The purpose of U3A

A NZ adaptation of the Objects of U3A by Peter Laslett

First:         to educate ourselves about the world we live in.  We find ourselves in a position which allows us to record and share our accumulated knowledge.

Second:      to make those in their later years aware of their intellectual, cultural and aesthetic potential, and of their values to themselves and to their society. 

Third:        to discover amongst retired people, the resources for the development and intensification of their intellectual, cultural and aesthetic lives. 

Fourth:      the educational function of U3A makes no distinction between those who teach and those who learn. As much as possible of U3A activity is voluntary, freely offered by the members of the U3A to other members and to the wider society.

Fifth:          to organise U3A so that learning is pursued, skills acquired, interests are developed for themselves alone with no reference to qualifications, awards, or personal advancement.

Sixth:         to mobilise members of U3A so as to help the very large number of elderly persons in need of educational stimulation but who have no wish to engage in formal university studies.
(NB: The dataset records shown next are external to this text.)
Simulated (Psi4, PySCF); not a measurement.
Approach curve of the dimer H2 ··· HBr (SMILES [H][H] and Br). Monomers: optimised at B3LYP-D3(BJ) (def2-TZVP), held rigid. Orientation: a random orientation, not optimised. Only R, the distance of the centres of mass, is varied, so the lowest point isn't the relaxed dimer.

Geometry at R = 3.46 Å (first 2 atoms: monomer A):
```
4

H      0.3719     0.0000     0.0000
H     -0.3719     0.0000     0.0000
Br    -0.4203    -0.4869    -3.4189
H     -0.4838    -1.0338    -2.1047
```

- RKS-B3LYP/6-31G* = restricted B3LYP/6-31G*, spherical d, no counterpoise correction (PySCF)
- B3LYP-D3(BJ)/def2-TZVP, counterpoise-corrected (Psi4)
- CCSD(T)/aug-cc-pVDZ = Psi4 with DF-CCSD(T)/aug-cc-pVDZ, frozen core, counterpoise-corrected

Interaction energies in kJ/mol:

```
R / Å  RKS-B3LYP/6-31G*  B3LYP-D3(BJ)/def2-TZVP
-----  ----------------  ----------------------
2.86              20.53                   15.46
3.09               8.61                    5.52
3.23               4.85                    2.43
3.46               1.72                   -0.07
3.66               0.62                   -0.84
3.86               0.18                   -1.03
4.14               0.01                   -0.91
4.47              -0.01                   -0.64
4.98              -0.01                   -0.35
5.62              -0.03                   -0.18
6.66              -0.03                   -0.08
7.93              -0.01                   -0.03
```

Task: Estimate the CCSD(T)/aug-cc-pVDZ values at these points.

Seventh:    to undertake research on the process of ageing, and the position of the elderly in New Zealand, and the means of its improvement.

Eighth:       to encourage the establishment of U3A's in every part of the country.

The activities of U3A shall be as wide as resources permit, ranging from mathematics and the natural sciences, by way of philosophy, literature and history, to aesthetic, practical and physical training. 

Studies related to the specific situation of the elderly – social, psychological, physiological – shall be included as a matter of course.  They will be given no particular prominence in teaching but high priority in research.

Strong emphasis will be laid on research in all U3A's activities.  Every member will be encouraged to join in the widespread accumulation of scattered data required for advancement in knowledge of certain kinds [for example, archaeology, natural history, the history of the population and social structure, the history of climate and geological events). 

Every member will be expected, where possible, to have a research project of his or her own, and to write up its results.  Engaging in research, however, shall not count as fulfilling the obligation to teach.

Insistence on learning as an end in itself shall go along with an emphasis on the value of making things and acquiring and improving skills of all kinds.  The curriculum shall therefore include, if there is a demand, and if facilities can be found, such subjects as computer programming, accountancy, business and managerial studies, spoken languages and handicrafts in textiles, metal work, wood work, bookbinding, printing and so on.  Painting, sculpture and music shall be given high priority.

Special importance shall be attached to physical training and suitable supporting activities, and negotiations entered into for these purposes with local institutions providing these facilities.